What now for sport's television 'Crown Jewels'

I’ve been in two minds about the recent experiment of online broadcasting that limited the live audience for England’s World Cup qualifier in Ukraine last weekend.

There was outrage at the confirmation that the qualifier was only going to be available online, even though it’s probably the shape of things to come.

In this age of the internet and iPhones, it’s only a matter of time before all televisions are web-connected and mobiles are linked in at the same standard and resolution quality.

With Sky Sports fans paying upwards of £40 a month to watch football and other sports events, is it any wonder that we finally had a game available solely online?

Is it really that much different to pay-per-view sports events on Sky such as boxing fights that happen in the small hours?

It’s all very well football fans being outraged at the online-only option, and the limit on the number of viewers to just 1m to prevent the service from crashing is less than ideal, but that will no doubt change.

But it provokes the wider question of why certain ‘crown jewel’ sports events are not available on terrestrial television.

The online or iPhone option is great for the traveller or the fan who wants to watch events in the park or somewhere else where television is not an option.

But I’m delighted to see that the next Ashes cricket series in the UK is now likely to be on free-to-air television.

Even those of us who are not cricket addicts can remember the 2005 Ashes series with nostalgia and recall just where we were when England won the final Test to win the little urn back again.

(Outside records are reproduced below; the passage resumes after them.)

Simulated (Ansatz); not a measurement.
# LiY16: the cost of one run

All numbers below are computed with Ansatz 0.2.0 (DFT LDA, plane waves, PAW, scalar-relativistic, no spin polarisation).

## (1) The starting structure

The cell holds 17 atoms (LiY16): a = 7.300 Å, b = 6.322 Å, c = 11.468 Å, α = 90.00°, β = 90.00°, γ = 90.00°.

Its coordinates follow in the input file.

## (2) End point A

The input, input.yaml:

The same cannot be said of this year’s Ashes, which failed to capture the imagination in quite the same way because it was only available on subscription-based Sky.

There is no doubt that Sky has played a massive role in updating and inspiring sports coverage, not to mention the investment in sports at all levels due to their generous coverage fees.

But if events such as the FA Cup, England football qualifiers and tournaments, Wimbledon, the Olympics and the Six Nations, for instance, remain on terrestrial television, it will have so many positive effects.

More people will be inspired by sport, participating and watching local teams and providing a boost to economies as well as potential reduction to their wastelines and the community benefits sport is known to provide.

And why not follow the FA Cup model, where the final is screened both on terrestrial TV AND Sky, with fans given the choice of who to watch.

Would everyone switch off Sky because there is a free option? I don’t think so. And if it makes them raise their game by improving their own coverage even more, it can only be of benefit both for viewers and the sports who are seeking new followers.

The High Definition element, analysis with a wide array of top experts and all-round presentation that Sky offers is not often equalled by terrestrial TV.

But the option of choosing between Sky or terrestrial TV would benefit everyone and ensure sport does not fall further down the list of priorities where funding is concerned.